Four Seasons Picasso Removal Opposed by Landmarks GroupChris Dolmetsch
The New York Landmarks Conservancy sued the owner of the Seagram Building in midtown Manhattan to block the removal of a Pablo Picasso painting from the Four Seasons restaurant, saying the work will be severely damaged.
The not-for-profit group filed the suit today in New York State Supreme Court in Manhattan, seeking a permanent injunction preventing the building’s owner, RFR Holding Corp., from removing the 1919 stage-curtain painting from the restaurant where it has hung for a half-century.

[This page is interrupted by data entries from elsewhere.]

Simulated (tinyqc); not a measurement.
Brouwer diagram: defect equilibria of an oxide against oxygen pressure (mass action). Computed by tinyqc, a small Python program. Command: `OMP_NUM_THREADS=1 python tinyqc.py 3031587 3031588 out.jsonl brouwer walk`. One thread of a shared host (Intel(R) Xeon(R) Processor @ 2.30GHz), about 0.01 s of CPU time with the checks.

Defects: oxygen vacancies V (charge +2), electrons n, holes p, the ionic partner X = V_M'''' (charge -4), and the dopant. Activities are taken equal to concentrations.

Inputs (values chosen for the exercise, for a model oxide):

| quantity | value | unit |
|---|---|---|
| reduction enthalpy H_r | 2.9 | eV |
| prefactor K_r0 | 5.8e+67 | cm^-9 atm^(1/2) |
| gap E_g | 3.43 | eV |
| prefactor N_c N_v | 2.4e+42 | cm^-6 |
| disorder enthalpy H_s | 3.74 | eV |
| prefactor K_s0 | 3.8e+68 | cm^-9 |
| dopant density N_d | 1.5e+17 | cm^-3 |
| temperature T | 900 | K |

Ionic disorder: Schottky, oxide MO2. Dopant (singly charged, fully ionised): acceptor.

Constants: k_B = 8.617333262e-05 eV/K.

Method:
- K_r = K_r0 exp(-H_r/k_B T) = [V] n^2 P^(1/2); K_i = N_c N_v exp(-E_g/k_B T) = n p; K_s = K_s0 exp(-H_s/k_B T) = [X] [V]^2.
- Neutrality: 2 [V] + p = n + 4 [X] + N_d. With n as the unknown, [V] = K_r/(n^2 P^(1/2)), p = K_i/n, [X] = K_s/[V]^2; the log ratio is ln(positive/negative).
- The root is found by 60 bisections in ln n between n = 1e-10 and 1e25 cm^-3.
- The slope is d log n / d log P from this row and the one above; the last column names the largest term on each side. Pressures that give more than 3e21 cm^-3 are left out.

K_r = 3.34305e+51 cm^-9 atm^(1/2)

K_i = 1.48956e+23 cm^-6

RFR said in November that it intended to remove the painting from the lobby because of a leaking steam pipe and damage to the wall behind the painting, yet an engineer and an expert sent by the conservancy found no evidence of a leak or damage to the wall, according to the court filing.
The planned move “in such quick and improper manner will undoubtedly result in severe and permanent damage to the Picasso curtain,” the conservancy said in the suit.
The conservancy said RFR’s contention that the painting needs to be removed for repairs is false and RFR co-founder Aby Rosen’s only reason for removing it is that he dislikes the work and wants to replace it with other art. Rosen has referred to the painting as a “schmatte,” the Yiddish word for rag, the conservancy said.
RFR has hired a moving company to take the painting from the building at 3 a.m. on Feb. 9, and the conservancy wants to block that until the matter can be finally resolved, according to the filing.
The interior parts of the Four Seasons are designated landmarks, like the Seagram Building itself, and the area where the painting is located is known as “Picasso Alley,” making it an integral part of the restaurant, the conservancy said. RFR even refers to the painting on its website for the building, the conservancy said.
The painting was selected by Phyllis Lambert, daughter of Seagram liquor company President Samuel Bronfman, to hang at the restaurant’s entrance before the modernist 38-story skyscraper designed by Ludwig Mies van der Rohe and Philip Johnson opened in 1958 at 375 Park Avenue between East 52nd and 53rd streets.
The work has hung at the far end of the lobby since the restaurant opened in 1959, according to a 2005 press release from Vivendi SA, which bought Seagram Co. in 2000. Vivendi planned to sell the curtain at an auction of works in 2003 to reduce debt and later decided to donate it to the Landmarks Conservancy.
The 20-foot-by-22-foot painting, whose name means “Three Cornered Hat,” is one of a handful of curtains that Picasso painted for Sergei Diaghilev’s ballet of the same name.
RFR spokesman Sheldon Werdiger didn’t immediately return a voice-mail message left after regular business hours seeking comment on the lawsuit.
The case is In the Matter of the Application of Landmarks Conservancy Inc., 151097/2014, New York State Supreme Court, New York County (Manhattan).